The first comic book that Zaire Miles-Moultrie ever received was a 1994 first-edition Spider-Man with a holographic cover – a birthday present from his uncle.
It inspired Miles-Moultrie to use his passion for art to delve into layered storytelling. From then on, he made his own comics, honing his drawing skills and attempting to “tell big narrative stories.”
Now, Miles-Moultrie is a senior at UNCG, pursuing a degree in entrepreneurship with minors in art history and arts administration, and a B.F.A. in studio art, with a concentration in printmaking and drawing.

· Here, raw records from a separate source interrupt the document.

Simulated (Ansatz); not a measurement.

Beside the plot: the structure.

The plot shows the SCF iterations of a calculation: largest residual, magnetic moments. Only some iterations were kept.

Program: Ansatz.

When he applied for college, Miles-Moultrie sent in applications to UNCG, UNC Chapel Hill, and one other school. He told himself that if he got into Chapel Hill, he would go into the sciences to become a doctor. “But if I got into UNCG, I was going to be anybody who I wanted to be.”
When he landed at UNCG in 2019, he chose to pursue the arts.
In one formative interaction, Miles-Moultrie had a conversation with his professor Miranda Reichardt about pursuing drawing as a career. Her response? “What are you doing?”
“It wasn’t in a malicious way,” Miles-Moultrie explains. “It was asking me to try and think deeper about how I make my art and what I’m trying to say to the world.”
Reichardt’s existential question led him to an answer: He wanted to make art that portrayed truth without sugarcoating reality.
That’s what lay behind his 2022 show at the Greensboro Project Space, “The Lion, the Jackal, and the Man.” For the project, Miles-Moultrie conducted hours of research into African history, helped by art history professor Elizabeth Perrill and a team of research librarians. He says the process required unlearning negative Western connotations of the continent and its people.
In one issue of the London Illustrated Magazine from 1870, Miles-Moultrie found images of Zulu men who were described as “animals,” their hair described as “exotic.” This was a lightbulb moment for the artist.
He took the images of the men and glorified them on paper, emphasizing their hair, their adornments. “I wanted to give them back the energy that they deserve,” he says.
The show netted Miles-Moultrie a first-place prize at the 2023 UNCG Undergraduate Research and Creativity Expo in the visual arts category.
After the art show, Miles-Moultrie learned of the national AXA Art Prize competition through a professor who encouraged him and some fellow students to apply. Miles-Moultrie and his colleagues dissected each other’s works for hours, nitpicking them to see which would fare best against the competition.
In the end, Miles-Moultrie submitted “Beautiful Black Pearl,” a collage he made from a 1600’s print of a Black woman wearing pearls. Miles-Moultrie dresses her in extravagant clothing, framing her face with feathers and setting her in an otherworldly, celestial background.
“By using printmaking and drawing as my medium of choice I can express myself, my voice, and message in a multitude of ways while also paying homage to inspirations. My art, designs, drawing, and prints are collages of the many ideologies that I have come to learn, accept, and embody …” – Greensboro Project Space exhibit “The Lion, the Jackal, and the Man”
The piece involved deep research about the woman and her origins.
“When I’m tackling heavier subjects, I have to do research,” he says. “I have the responsibility to depict what I’m saying accurately.”
Miles-Moultrie ended up as one of 40 competition finalists, selected by a jury of curators from leading American museums and galleries. The finalists were selected from more than 700 students across the country.
Looking back to when he decided to apply to UNCG, Miles-Moultrie says that he wouldn’t change a thing.
“It’s been great. I’m excited to have this community of up-and-coming artists, to have this community that I never really thought I would have.”